GM sees the driving future: it's a video game
General Motors Co, battling for survival for much of the past year, has cut loose designers to sketch out a vision of the ultimate youth car of the future -- a virtual one-wheeled wonder that would match wits with its driver.
The GM entry for this year's design challenge at the Los Angeles auto show imagines a Car Hero software application -- reminiscent of the popular Guitar Hero video games -- intended to teach young motorists to drive.
As the gamer advances beyond the beginner level, the vehicle's morphable architecture would turn it into a three-wheeled vehicle with greater speed and maneuverability.
At the final level, the car is transformed into the ultimate driving challenge, a one-wheeled vehicle that comes with exclusive shortcut and lane options. In order to advance, the driver has to show more skill than the car's autonomous system.

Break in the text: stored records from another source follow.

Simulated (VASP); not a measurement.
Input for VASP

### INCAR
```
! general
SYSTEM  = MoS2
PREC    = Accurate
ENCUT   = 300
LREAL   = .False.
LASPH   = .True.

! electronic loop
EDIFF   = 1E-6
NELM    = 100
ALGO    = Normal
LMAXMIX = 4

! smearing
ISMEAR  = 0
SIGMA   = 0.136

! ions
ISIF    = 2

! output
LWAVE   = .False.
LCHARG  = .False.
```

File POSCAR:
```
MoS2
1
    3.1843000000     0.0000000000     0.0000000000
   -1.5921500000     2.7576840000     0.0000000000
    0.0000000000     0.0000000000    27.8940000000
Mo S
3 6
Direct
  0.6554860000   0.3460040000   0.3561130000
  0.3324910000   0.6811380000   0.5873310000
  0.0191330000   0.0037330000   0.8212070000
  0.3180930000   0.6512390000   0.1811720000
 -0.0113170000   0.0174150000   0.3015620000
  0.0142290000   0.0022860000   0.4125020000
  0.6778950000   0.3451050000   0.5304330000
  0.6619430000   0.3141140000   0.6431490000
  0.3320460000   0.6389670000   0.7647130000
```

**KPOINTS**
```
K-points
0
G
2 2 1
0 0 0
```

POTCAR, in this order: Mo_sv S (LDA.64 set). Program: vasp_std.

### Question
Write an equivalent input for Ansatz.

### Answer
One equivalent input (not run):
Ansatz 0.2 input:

GM depicts the driver of the ultimate fantasy vehicle seated in the middle of a giant tire propelled by a rocket-like thruster. It carries a disclaimer saying the experience would be rated T for Teen with a warning of thrills, excitement and loss of bladder control.
It's very blue sky, Julie Rough, a spokeswoman for GM's design studio, said of the concept. It's just kind of an interesting idea to get teens to feel more comfortable and grow at their own pace, really, in terms of driver's education.
The GM concept was one of six entries in the annual competition, which asked automakers to envision what a new generation of drivers, raised with cellphones, social networking and webcams, will demand in the year 2030.
Nissan Motor Co won for its concept for a sleek vehicle-to-grid car that would be integrated with electrified highways of the future.
The Los Angeles design contest has a history of prompting entries from automakers that are a mix of futuristic thinking and present-day image management.
In 2006, GM won the contest with a sketch of a Hummer SUV featuring an algae-filled body shell designed to shed oxygen that would also open up like the leaves of a flower to catch sunlight when parked.
Hummer is one of the brands that GM has decided to drop in its restructuring, funded by $50 billion in U.S. taxpayer support and facilitated by a July bankruptcy. A deal to sell Hummer to China's Sichuan Tenzhong Heavy Industrial Machinery is awaiting approval from China's government.